Five-wicket Test haul

Ali's second innings figures of 6-67, his first five-wicket Test haul, simply blew away an Indian side who are historically very adept at playing spin bowling, even on helpful pitches. He also grabbed two wickets in the first innings to leave him with match-figures of 8-129. It is also worth noting that some of the players he dismissed were not just tailenders. Highly rated players such as Virat Kohli were his victims.

Although Ali still has a long way to go before he is regarded as a front-line Test match spin bowler this performance now begs the question whether England will be looking to employ a specialist spinner in future Test matches, certainly short-term anyway. There is no doubt there is a lot of work to do in the spin department in England but that will be more of a short to long-term issue for the ECB.

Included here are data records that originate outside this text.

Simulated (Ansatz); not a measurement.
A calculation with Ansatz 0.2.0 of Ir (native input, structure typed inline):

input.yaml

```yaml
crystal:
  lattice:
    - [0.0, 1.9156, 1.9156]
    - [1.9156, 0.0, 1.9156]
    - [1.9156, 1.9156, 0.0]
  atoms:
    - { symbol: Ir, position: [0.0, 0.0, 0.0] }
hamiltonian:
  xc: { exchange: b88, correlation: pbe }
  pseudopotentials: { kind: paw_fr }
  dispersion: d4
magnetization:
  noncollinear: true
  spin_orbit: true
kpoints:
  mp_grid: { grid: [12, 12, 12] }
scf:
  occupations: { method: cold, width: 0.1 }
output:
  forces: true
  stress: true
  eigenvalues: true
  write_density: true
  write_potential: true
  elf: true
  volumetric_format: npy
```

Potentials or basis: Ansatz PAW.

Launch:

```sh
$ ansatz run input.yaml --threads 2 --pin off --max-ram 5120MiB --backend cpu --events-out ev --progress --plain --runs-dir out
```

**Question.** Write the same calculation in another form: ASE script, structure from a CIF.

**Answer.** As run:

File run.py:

Moeen has definitely grown in confidence over the summer and this Test match could be a turning point in his career as a spin bowler. Cook himself has become more confident in using the Worcestershire player, whereas earlier in the summer you sensed a real reluctance from the England captain to use him at all. Perhaps Cook's own upturn in form and fortune, and therefore confidence, has inadvertently helped Ali.

Ideally England would like to have discovered a spin bowler who could step straight into Test match cricket but the fact that Ali is having to learn on the job is not necessarily the worst position to be in. He could well learn faster because of it.


Replacing Swann was never going to be easy, given his fantastic record at International level, but it was almost as if England were sent into a state of panic when Swann dramatically left their horrific Ashes tour.

Now, without getting too carried away, there is reason for optimism for England's supporters and Swann's retirement can be now put behind them.

Moeen will not bowl on pitches as helpful as the Ageas Bowl every week and this is where he will need to develop patience and a variety of deliveries in order to take wickets. I am sure his time working with, and listening to, Worcestershire's overseas player Saeed Ajmal has proven very productive for him and if he is still happy to learn and develop from the very best then he may have a good chance of becoming England's number one spin bowler for a number of years.

If Ali can continue bowling well then he will also help England's selectors as he will give them more options when selecting teams. As Ali is a batsman first and foremost, and then a spin bowler, England could employ four seam bowlers and a spinner in every game without affecting the depth of their batting line-up. They will also have the added back-up of Joe Root who could bowl his part-time off-breaks. Let's also not forget Gary Ballance as well. His leg spin, if developed, could also be another variation.


The only question mark that could arise about Moeen Ali's place in the England side is if he fails consistently to score runs.

One word of caution though. Typically England fans are very quick to build players up, and equally quick to knock them back down again, so we must not get carried away by Moeen Ali's performance in the third Test. However, he has proven that there are definitely reasons to be cheerful for both his and England's future.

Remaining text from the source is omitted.